The Last Valkyrie
I have only owned eight bikes. Interestingly they have all been Hondas. Well, I did own one BSA 650 basket case, but never got around to putting it together.
Like many who are my age I had a twenty-five year interruption in my riding. Some nineteen months ago I was contentedly plying the byways on a black Magna. I sort of stumbled upon the Valkyrie with the thought that I would like to have a bike that was big enough to comfortably ride two up for long distances. I was convinced that I would continue to ride Maggie except when the situation called for a one bike, two person outing.

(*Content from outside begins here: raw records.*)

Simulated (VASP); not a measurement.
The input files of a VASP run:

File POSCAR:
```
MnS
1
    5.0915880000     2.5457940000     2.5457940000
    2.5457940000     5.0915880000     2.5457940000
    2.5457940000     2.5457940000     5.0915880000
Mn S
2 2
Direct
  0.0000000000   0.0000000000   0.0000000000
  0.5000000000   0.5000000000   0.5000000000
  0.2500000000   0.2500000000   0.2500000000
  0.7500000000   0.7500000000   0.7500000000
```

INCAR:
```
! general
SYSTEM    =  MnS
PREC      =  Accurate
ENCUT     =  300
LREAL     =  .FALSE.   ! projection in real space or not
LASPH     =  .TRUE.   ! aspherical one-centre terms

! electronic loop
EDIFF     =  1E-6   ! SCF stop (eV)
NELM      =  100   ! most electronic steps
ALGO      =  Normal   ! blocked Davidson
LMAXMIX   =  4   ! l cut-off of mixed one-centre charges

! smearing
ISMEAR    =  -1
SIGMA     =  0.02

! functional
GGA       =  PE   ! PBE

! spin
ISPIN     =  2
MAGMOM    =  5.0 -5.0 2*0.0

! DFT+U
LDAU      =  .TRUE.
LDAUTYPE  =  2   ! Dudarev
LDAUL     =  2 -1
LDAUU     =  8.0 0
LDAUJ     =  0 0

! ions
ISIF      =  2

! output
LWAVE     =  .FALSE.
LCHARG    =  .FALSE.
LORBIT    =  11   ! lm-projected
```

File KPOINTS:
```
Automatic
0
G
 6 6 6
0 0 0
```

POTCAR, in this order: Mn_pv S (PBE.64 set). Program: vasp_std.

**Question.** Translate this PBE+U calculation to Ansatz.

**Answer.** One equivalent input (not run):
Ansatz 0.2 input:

I flew from Kansas City to Denver to pick up my new acquisition, a beautiful 2001 Valkyrie standard, and to ride her home. I met the owner of the bike at his home in Elizabeth, Colorado after a short limousine ride and signed the necessary papers. I mentioned that I had never ridden a Valkyrie before and questioned whether the weight would be a problem for me. He just smiled and said, “You’re going to love it.”
I rolled out of Elizabeth to begin the six hundred mile journey home on a beast twice the displacement and one hundred eighty pounds heavier than my usual ride. Not five miles down the road she was feeling natural to me. I pulled off the road and took several pictures of my new Blue Velvet with Pike’s Peak in the background. Back underway I turned her up a few times and was very pleased if not a little surprised at how well she handled, especially with all that weight at lower speeds. She had a large wind screen to which I was unaccustomed and the buffeting that I received in the wind was the only complaint that I could find with her.
I didn’t encounter much traffic on the road from Elizabeth to I-70 at Limon, Colorado, but it seemed that everyone I passed would smile and wave or nod to me. I was truly feeling that this is what it must mean to be the king of the world. At just about the state line I stopped for fuel and a couple on two bikes rolled up to the pumps across from where Velvet and I were. I was feeling good about being on the road and while the lady was fueling her steed I addressed the man standing not more than ten feet from me. “How’s it going?” I asked. No response. He just stared off at the sky as if he were all alone.
“Nice day out,” I observed. He continued to stare at an angle slightly away from me and into the air. I believe the point he intended to make was that he knew I was there but was not going to acknowledge my presence. It was at that time that I noticed that both he and his female companion were riding the “great American motorcycle”. It may have been that moment that signaled the death within me of a fleeting thought that it might be cool to ride a Harley
.
The six hundred mile trip home passed much more quickly than I had expected. I stopped once for lunch at the Sonic and watched the little boys staring at my behemoth. Well, perhaps the time wasn’t all that was passing quickly. I stopped for gas last about seventy miles out and called home. The answer to the question, “Where are you?” evoked a rather incredulous response. My only explanation was, “She likes to go fast.”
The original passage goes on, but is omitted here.